How to add the number of work items in flight for the NDRange kernel?

HRZ
Frequent Contributor
7 years ago
Latency of most operations on the FPGA is higher than one cycle to allow reasonable operating frequency. For the particular case of external memory accesses, the latency is in the order of a few hundred cycles. Generally the compiler generates a deep-enough pipeline to be able to absorb the majority of the external memory stalls and at the same time accommodate all the necessary operations in the pipeline targeting a specific operating frequency (240 MHz by default). If you check the "System viewer" tab of the HTML report, you can find the latency of each block in your code and calculate the total pipeline depth by adding up all the latency values.
hiratz
Occasional Contributor
7 years ago
I see. Nice explanations! I just looked at the "System viewer" tab of the HTML report and it indeed shows the latency of each block in my code. Good info!
Thanks again!
hiratz
Occasional Contributor
7 years ago
One more question, the purpose of unrolling a loop is to add the depth of the pipeline (for single work item), not to let the unrolled iterations become a SIMD circuit (real parallel execution), right? If so, for NDRange version, since the loop cannot be pipelined as it is in the single work item, putting a "#pragma unroll" before a loop actually cannot bring some benefit (but add some extra area), right? (Note: when saying "the loop cannot be pipelined as ..." above, I mean their iterations cannot be pipelined. Instead, the loop is viewed as a whole and constructs the pipeline with other code. As a result, the loop becomes a stage as a whole. In this case, there is no difference between unrolling or not unrolling the loop. This is just my understanding.)

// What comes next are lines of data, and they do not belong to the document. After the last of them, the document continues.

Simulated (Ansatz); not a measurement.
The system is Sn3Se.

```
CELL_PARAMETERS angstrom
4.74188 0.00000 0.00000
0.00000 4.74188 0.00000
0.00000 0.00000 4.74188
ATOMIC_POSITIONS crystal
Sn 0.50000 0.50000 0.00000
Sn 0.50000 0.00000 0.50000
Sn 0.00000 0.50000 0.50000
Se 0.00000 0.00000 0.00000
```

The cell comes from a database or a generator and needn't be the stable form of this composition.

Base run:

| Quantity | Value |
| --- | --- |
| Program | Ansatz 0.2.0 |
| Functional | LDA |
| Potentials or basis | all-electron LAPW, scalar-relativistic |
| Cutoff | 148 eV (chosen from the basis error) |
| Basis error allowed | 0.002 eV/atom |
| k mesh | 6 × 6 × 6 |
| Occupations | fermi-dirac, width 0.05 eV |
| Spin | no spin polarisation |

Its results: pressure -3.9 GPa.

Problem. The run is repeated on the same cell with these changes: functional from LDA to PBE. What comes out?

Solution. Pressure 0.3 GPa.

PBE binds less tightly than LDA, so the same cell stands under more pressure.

BTW, I'm curious why the compiler still can unroll a loop whose loop bound is a run-time value. For example, "while(i < n) {i++; do sth.}" (assume n is not changed in the loop body). If n is pretty large, there will be no enough area for the compiler to unroll the loop. (Please correct me if I understand this incorrectly.)
Thanks!
HRZ
Frequent Contributor
7 years ago
Actually loop unrolling has a similar effect to that of SIMD: it allows multiple loop iterations (rather than work-items) to be executed in parallel. For Single work-item kernels, unrolling is the main method of achieving parallelism (the other is to use multiple kernels in different queues or automatic kernel replication using the autorun attribute). For NDRange kernels you have SIMD, unrolling and compute unit replication. The difference between SIMD and unrolling in this case will be that SIMD enables multiple work-items to be executed in parallel, while unrolling allows each work-item execute multiple loop iterations in parallel. Indeed loop unrolling can have a big effect on the performance of NDRange kernels if each work-item has to go through a loop with a large trip count. This benchmark is probably a good example (compare v0 and v2):
https://github.com/fpga-opencl-benchmarks/rodinia_fpga/tree/master/opencl/lud/ocl
Though, unrolling loops in NDRange kernels can have a negative effect on performance if it results in non-coalesced memory ports.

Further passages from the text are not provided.